Thursday, August 1, 2013

I started wearing makeup around 7th grade.

I was the only blonde in a group of friends who all had beautiful, thick black hair and subsequently beautiful thick black eyelashes.  My toeheadedness often kept me from looking like I had any eyelashes at all, and so I started wearing mascara and I never really stopped.

before homecoming, 2005

My makeup infatuation only increased in high school.  For awhile I even wanted to be a cosmetologist.  I would spend hours and hours before high school dances perfecting my eyeshadow and making sure not a single eyelash was out of place.  I spent two hours getting ready in the morning and being on a dance team kept me constantly in a full face of makeup.  What may have looked like overkill to an outsider soon looked perfectly normal when I looked in the mirror.
After a dance show in 2006
at a dance show in 2005

In college I cooled it a bit with the eyeshadow (who has time for that?) but my skin suddenly decided that since it had spared me from the awkward teenage acne stage it was going to make up for it in my older years.  So I became dependent on concealer and foundation (which, subsequently, caused more breakouts.) I couldn't leave my dorm without it.

My first day at Pepperdine, 2007

My name is Amanda and I am was a makeupaholic.

Until recently.

Call it laziness.  Call it getting married and "letting myself go."  But when I began working in an office where I only saw a maximum of four other people during the day (one of whom was my father) I just decided it wasn't worth the hassle of putting on makeup in the morning.  I hadn't reached some new level of au naturale self love- I just preferred to sleep in.  So every morning I'd pass my mirror, bare faced, not really loving what I saw but also not really caring enough to do anything about it.

And then something crazy happened... I actually started to like the way I looked without makeup.  That pale, eyelashless (okay I'm being dramatic) girl started to look... dare I say.... pretty in the mirror.

It's amazing how, if we tell ourselves something is "normal" for long enough, we start to believe it's true.  Many of us know how true this is with negative statements; when we talk negatively about ourselves even in jest (I'm totally guilty of indulging in self-deprecating humor) we really start to believe it.  But I guess I never really noticed how true it can be of positive statements as well.  When I started telling myself I didn't need makeup all those "flaws" that once seemed so glaring started to fade to the far nether regions of my mind.

Last weekend Ty and I went to a wedding and after I had hurriedly done my makeup in the car (standard procedure) I looked at my face and thought "darn... I wish I had put on less."

This post is part of the Choose Beauty Linkup


  1. I love this, Amanda! I, too, have really fought through years of makeup addiction. Though mine was more subtle (basically just a mascara addiction, rather than full-blown face of makeup), the root is the same—insecurity with being who we are and showing our true faces to the world.

    I'm so glad you've found freedom in your bare face. It's a beautiful thing!

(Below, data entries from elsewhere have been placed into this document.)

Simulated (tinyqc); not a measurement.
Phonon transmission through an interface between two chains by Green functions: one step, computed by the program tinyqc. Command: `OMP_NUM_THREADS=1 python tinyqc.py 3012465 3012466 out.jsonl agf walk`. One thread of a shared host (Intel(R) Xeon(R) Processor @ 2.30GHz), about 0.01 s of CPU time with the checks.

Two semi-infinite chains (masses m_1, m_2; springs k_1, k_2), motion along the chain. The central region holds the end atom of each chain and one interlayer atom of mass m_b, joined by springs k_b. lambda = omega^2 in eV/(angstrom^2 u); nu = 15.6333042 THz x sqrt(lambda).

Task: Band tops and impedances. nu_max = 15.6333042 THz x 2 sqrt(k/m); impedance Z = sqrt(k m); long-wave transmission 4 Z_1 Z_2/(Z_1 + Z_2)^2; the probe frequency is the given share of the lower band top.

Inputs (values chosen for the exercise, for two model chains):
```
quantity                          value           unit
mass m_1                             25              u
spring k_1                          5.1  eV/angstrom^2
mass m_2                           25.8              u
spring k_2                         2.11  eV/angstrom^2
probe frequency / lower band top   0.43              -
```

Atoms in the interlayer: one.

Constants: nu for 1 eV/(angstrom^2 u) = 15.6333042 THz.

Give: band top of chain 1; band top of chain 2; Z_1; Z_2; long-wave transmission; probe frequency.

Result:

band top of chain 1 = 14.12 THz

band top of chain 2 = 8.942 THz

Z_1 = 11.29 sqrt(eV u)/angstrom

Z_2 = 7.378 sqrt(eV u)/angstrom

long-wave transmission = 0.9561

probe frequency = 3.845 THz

  2. I love that you admit that, at first, it wasn't some huge A-HA! moment of "au naturale self love"... but that it did eventually get there.

    I go through phases of more makeup/less makeup, but you've inspired me to challenge myself to allowing for NO makeup days (maybe when I'm at home by myself - start small, right?).

    1. Thanks, Alicia! I totally recommend it :) It's so freeing!

  3. This is awesome, Amanda. Thank you for sharing! I love this part especially: "if we tell ourselves something is "normal" for long enough, we start to believe it's true." I have been that way with lipstick/gloss and feel so weird without it and slowly learning to stop. depending. on. products. to make me feel beautiful or even just myself.


    1. Thanks for stopping by, Andi! I'm glad to hear you can relate :) It's a struggle, for sure!